A coding challenge for a Platform Engineer.
Your solution should be presented as a standalone script we can run from command line using different input data files, and obtain corresponding output data files.
Please include instructions, comments and anything you deem relevant for us to evaluate your solution.
You can submit it as a Github repository or compressed file.
points.json is a JSON data file that contains a list of objects representing geographic points, with a lat, lon and id. Your job is to write a Python script that will take an integer argument n, then read the file and output the ids of all the points, grouped into n groups, into a second file, groups.json.
Given that the data set represents geographic data, you should try to group points by proximity, so that the geographically closest points are grouped together. You should end up with a clean partitioning of the overall space.
When grouping addresses to produce our daily routes, it's important that each van has roughly the same number of stops to make in a day. Do the same as above, with one final optimization - optimize for both geographical proximity, using the function in the first stretch goal, and for equal group size for each van.
This repo contains the instructions and template to complete a coding challenge in Python. It is aimed at Python programmers of mid-level experience and up, and is designed to test the programmer's skill in designing and implementing algorithms.

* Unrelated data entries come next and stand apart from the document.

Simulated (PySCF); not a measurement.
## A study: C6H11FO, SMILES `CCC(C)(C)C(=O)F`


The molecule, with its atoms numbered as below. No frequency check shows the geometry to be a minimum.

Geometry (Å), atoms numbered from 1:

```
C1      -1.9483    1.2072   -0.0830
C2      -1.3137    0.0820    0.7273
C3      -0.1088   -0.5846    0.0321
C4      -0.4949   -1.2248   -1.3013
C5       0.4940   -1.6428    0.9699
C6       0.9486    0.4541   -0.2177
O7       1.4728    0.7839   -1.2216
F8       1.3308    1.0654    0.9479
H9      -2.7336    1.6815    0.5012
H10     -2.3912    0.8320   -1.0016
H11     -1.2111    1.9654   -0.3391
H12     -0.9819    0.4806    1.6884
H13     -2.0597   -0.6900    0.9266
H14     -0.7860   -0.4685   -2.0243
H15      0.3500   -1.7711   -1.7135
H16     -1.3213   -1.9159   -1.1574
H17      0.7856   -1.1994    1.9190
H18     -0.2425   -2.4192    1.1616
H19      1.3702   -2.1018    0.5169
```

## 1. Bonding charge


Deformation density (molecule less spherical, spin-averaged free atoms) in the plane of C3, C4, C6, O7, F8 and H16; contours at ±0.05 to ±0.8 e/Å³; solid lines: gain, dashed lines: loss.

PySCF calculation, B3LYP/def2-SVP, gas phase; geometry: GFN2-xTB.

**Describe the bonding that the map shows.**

No external libraries are required—however, due to the algorithmic/numerical nature of the code at hand, Python libraries that provide robust implementations of various mathematical or statistical algorithms might be useful. The programmer should feel free to calibrate their approach to their own experience level.
Please do not hesitate to ask us any questions before submitting your solution!
I implemented 2 different algorithms for this problem, k-means and DBSCAN. K-means was a better fit for how this problem was supposed to be solved, as it always assigns every point to an nth cluster. With the DBSCAN, due to how disparate some of the points where, it would mark some points as "Noise", and not assign them to any cluster, but this may have been more of an issue with selecting the proper ε for the problem at hand. Either algorithms can be used inside of the group_points.py file, by importing the classes and initializing them with the right parameters. DBSCAN is initialized with all the points as a python dict, and k-means is initialized with the points as a dict, k(or n) as an integer specifying the amount of clusters, and the iterations as an integer specifying how many times you want k-means to run.